Yarlagadda v Minister for Immigration & Multicultural Affairs

Case

[2001] FCA 215

21 MARCH 2001


FEDERAL COURT OF AUSTRALIA

Yarlagadda v Minister for Immigration & Multicultural Affairs [2001] FCA 215

MIGRATION – application for a protection visa – review of decision of Refugee Review Tribunal – whether the Refugee Review Tribunal failed to consider relevant information in circumstances where the Tribunal had made adverse findings on credibility with respect to the substantial claim of involvement with the Peoples War Group

Migration Act 1958 (Cth)

Abebe v Commonwealth (1999) 162 ALR 1 applied

RAMA DEVI YARLAGADDA v MINISTER FOR IMMIGRATION & MULTICULTURAL AFFAIRS

N 1091 OF 2000

HELY J
21 MARCH 2001
SYDNEY

IN THE FEDERAL COURT OF AUSTRALIA

NEW SOUTH WALES DISTRICT REGISTRY

N 1091 OF 2000

BETWEEN:

RAMA DEVI YARLAGADDA
APPLICANT

AND:

MINISTER FOR IMMIGRATION & MULTICULTURAL AFFAIRS
RESPONDENT

JUDGE:

HELY J

DATE OF ORDER:

21 MARCH 2001

WHERE MADE:

SYDNEY

THE COURT ORDERS THAT:

1.        The application for review be dismissed with costs.

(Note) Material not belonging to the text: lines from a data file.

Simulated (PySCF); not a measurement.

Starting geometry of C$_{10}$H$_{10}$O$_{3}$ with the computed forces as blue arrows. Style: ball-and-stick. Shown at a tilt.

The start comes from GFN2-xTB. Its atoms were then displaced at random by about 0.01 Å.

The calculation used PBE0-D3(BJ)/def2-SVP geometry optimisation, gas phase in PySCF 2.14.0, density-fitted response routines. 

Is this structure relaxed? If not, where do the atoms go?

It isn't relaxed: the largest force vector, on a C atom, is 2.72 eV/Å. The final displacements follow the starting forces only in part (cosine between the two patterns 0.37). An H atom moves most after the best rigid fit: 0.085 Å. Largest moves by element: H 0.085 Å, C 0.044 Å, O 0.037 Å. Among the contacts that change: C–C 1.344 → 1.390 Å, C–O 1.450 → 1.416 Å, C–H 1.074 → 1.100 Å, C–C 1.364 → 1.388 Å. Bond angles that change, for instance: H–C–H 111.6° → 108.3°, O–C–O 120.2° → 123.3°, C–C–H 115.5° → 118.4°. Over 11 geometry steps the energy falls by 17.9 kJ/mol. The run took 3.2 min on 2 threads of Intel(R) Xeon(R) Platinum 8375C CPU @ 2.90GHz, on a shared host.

Note:    Settlement and entry of orders is dealt with in Order 36 of the Federal Court Rules.

IN THE FEDERAL COURT OF AUSTRALIA

NEW SOUTH WALES DISTRICT REGISTRY

N 1091 OF 2000

BETWEEN:

RAMA DEVI YARLAGADDA
APPLICANT

AND:

MINISTER FOR IMMIGRATION & MULTICULTURAL AFFAIRS
RESPONDENT

JUDGE:

HELY J

DATE:

21 MARCH 2001

PLACE:

SYDNEY

REASONS FOR JUDGMENT

  1. The applicant is a citizen of India who arrived in Australia on a visitor’s visa on 8 May 1995.  She applied for a protection visa on 4 July 1997, over two years after her arrival, on the ground that she feared persecution should she return to India because of her political activity.  The Minister’s delegate refused the application and this decision was affirmed by the Refugee Review Tribunal (“RRT”) on 31 August 2000.  The applicant seeks an order of review of that decision.

  2. The applicant claimed before RRT that she was a leader and activist of the Radical Students Union (“RSU”) at college level from 1979-1984.  She claimed that the RSU was the youth wing of the Peoples War Group (“PWG”), apparently also known as The Communist Party of India – Marxist Leninist.  She claimed that her involvement with those organisations ceased in 1991, but the problems which arose while she was a member of those organisations continued well after that date.  Those problems included frequent arrests, torture and imprisonment at the hands of the police, as well as the laying of false charges against her.

  3. RRT accepted that the applicant may have had some minor involvement with the RSU while she was a student.  RRT said that it was “generously willing to accept” that:

    -the applicant may have been involved in student protests while she was at university and that she was involved in assisting peasants in surrounding areas when she was a student, possibly through RSU; and

    -the applicant may have been rounded up by the police on a few occasions as a result of RSU activities whilst she was a young undergraduate student, but the police had no continuing interest in her because she was always released without charge.

    The RRT did not, however, accept the remainder of her claims.

  4. RRT did not find the applicant to be a credible witness, and except to the extent already indicated, did not accept that her claims were credible.  On reviewing the applicant’s claims, its conclusion was that “the bulk of the applicant’s claims are concocted and cannot be relied upon”.  RRT found that the applicant “is of no continuing interest to the police anywhere in India” and was satisfied that if she were to return to India she would be able “to find employment and support herself independently”, that is independently of her husband.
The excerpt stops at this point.